Reinsurance covers bulk of Mercury General California wildfire loss
US-based multiple-line insurer Mercury General Corporation will pass on most of the expected $253 million losses from the Camp and Woolsey wildfires in California to reinsurers.
The company estimates that its pre-tax total gross losses, before reinsurance benefits, from the Camp fire in Northern California will be approximately $207 million and the Woolsey fire in Southern California will be approximately $46 million.
At the same time, Mercury General estimates that its pre-tax total loss, net of reinsurance benefits, from these two events will be approximately $37 million. This represents $20 million for the company's initial reinsurance retention for the two catastrophe events, $10 million for each event, approximately $10.5 million company retention from the first layer of reinstated reinsurance limit previously used up, and approximately $6.5 million company retention for the Camp Fire, the company explained.
These loss amounts will be recorded in the fourth quarter of 2018.
Mercury General offers predominantly personal automobile and homeowners’ insurance and is party to a catastrophe reinsurance treaty covering a wide range of perils that is effective through June 30, 2019.
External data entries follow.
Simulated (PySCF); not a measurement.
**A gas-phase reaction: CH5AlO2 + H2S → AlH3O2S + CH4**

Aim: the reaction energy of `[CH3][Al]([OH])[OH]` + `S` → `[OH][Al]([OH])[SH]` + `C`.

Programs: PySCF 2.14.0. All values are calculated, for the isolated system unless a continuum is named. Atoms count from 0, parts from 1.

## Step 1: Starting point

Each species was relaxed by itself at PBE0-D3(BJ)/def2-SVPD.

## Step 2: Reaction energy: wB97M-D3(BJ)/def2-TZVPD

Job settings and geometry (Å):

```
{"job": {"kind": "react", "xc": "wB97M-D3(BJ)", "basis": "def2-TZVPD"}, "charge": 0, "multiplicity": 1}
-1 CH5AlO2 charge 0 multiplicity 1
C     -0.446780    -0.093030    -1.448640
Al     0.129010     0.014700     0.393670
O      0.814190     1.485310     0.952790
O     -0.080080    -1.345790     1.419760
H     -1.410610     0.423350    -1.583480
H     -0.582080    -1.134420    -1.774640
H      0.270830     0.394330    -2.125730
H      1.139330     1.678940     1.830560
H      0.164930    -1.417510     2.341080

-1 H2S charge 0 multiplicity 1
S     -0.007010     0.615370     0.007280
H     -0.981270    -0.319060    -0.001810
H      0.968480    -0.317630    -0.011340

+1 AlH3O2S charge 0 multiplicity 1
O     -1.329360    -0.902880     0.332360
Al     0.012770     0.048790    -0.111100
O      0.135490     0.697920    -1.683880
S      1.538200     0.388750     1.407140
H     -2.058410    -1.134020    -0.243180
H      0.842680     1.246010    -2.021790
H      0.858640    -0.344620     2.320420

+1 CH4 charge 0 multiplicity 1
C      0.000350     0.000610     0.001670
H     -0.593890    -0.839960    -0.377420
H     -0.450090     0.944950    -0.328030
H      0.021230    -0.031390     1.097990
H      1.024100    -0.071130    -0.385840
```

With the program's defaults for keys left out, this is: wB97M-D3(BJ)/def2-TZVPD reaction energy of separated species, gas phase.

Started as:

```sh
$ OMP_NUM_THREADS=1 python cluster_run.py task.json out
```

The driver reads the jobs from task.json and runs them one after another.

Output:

The company noted that it has exhausted the reinstated limit on the first layer ($30 million limit in excess of $10 million retention) of the Treaty, and a second reinstatement is not available under the current terms of the Treaty. Should the $46 million gross loss estimate on the Woolsey Fire increase, the company will have 100 percent reinsurance coverage up to $200 million and 5 percent coverage above $200 million up to $500 million of gross losses. Should the $207 million gross loss estimate on the Camp Fire increase, the company will have 5 percent reinsurance protection up to $500 million of gross losses.
Mercury General 's reinsurers are current on all amounts billed from the Carr Fire that occurred in July 2018 and the major wildfires that occurred in 2017.